About Garfield County 4-H
- 4-H is more than cows and cookin’! Call your county 4-H Agent with questions; we can turn just about any interest into a 4-H project area.
- General 4-H enrollment opens each year in October and remains open all year.
- Members must be enrolled by February 1st to participate in Livestock Projects
- Projects may be added until April 1 and dropped until May 1
- We offer two main programs:
- Children aged 5-7 may sign up for 4-H Cloverbuds– an introductory program that meets once per month.
- Youth aged 8-18 may enroll in 4-H projects.
- (Age refers to how old the youth is by Dec. 31st of the current 4-H year)
Garfield County 4-H Members are required to…
- Join a community club– there are 22 active clubs from DeBeque to Carbondale who meet about once per month to connect and educate members and help keep everyone on track for upcoming deadlines and project requirements. Ask your 4-H agent for club recommendations and contact information!

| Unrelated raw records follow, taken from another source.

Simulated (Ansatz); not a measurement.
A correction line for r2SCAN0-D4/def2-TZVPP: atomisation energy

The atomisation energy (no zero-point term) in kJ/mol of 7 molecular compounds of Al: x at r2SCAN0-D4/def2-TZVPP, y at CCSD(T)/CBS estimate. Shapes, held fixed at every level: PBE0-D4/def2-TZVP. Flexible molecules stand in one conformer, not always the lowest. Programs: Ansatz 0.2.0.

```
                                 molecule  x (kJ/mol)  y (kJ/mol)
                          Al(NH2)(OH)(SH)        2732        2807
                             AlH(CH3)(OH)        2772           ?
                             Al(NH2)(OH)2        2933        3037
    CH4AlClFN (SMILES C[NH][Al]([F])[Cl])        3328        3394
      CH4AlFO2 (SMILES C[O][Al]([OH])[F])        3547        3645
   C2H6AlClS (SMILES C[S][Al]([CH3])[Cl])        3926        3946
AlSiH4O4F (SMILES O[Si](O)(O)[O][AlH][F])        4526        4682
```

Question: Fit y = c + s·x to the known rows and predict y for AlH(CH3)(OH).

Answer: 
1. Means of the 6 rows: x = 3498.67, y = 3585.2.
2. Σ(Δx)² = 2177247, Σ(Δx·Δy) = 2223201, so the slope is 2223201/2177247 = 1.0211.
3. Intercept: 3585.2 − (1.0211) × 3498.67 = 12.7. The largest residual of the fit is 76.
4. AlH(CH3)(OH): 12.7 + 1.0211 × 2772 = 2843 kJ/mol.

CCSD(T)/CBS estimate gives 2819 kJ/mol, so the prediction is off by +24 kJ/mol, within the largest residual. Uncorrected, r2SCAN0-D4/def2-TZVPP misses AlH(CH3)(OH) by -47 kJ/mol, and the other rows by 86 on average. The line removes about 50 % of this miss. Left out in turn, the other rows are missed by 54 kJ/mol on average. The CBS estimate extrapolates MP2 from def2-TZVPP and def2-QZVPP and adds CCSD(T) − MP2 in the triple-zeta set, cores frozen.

- Attend and participate in at least 50% of club meetings
- Complete at least 6 hours of 4-H club or program initiated community service
- Complete 2/3 of the projects they sign up for (projects may be added until May 1st and dropped until April 1st)
- Complete and turn in a project record book. Your club leader or county agent can help you find and fill out the book(s) for you project(s)
- Practice personal responsibility. Parents, leaders, and extension agents will help throughout the year, but responsibility ultimately falls on the youth to actively learn about and complete their 4-H project(s)
All About 4-H
4-H is a year-round youth organization that exists in over 80 different countries and looks a little different everywhere you go! In the United States, 4-H is run by the Land Grant University in each state. Land Grant Universities (LGU’s) were formed thanks to the Morrill Land Grant Act passed in 1862. This act ensured that public land was given to the state to be sold, the profit from which would go toward the formation of a college to teach agriculture and mechanical arts. In Colorado, this was the beginning of Colorado State University, our LGU. The extension program was later formed as an extension of LGU’s to provide educational opportunities on the county level. One of those educational opportunities is 4-H.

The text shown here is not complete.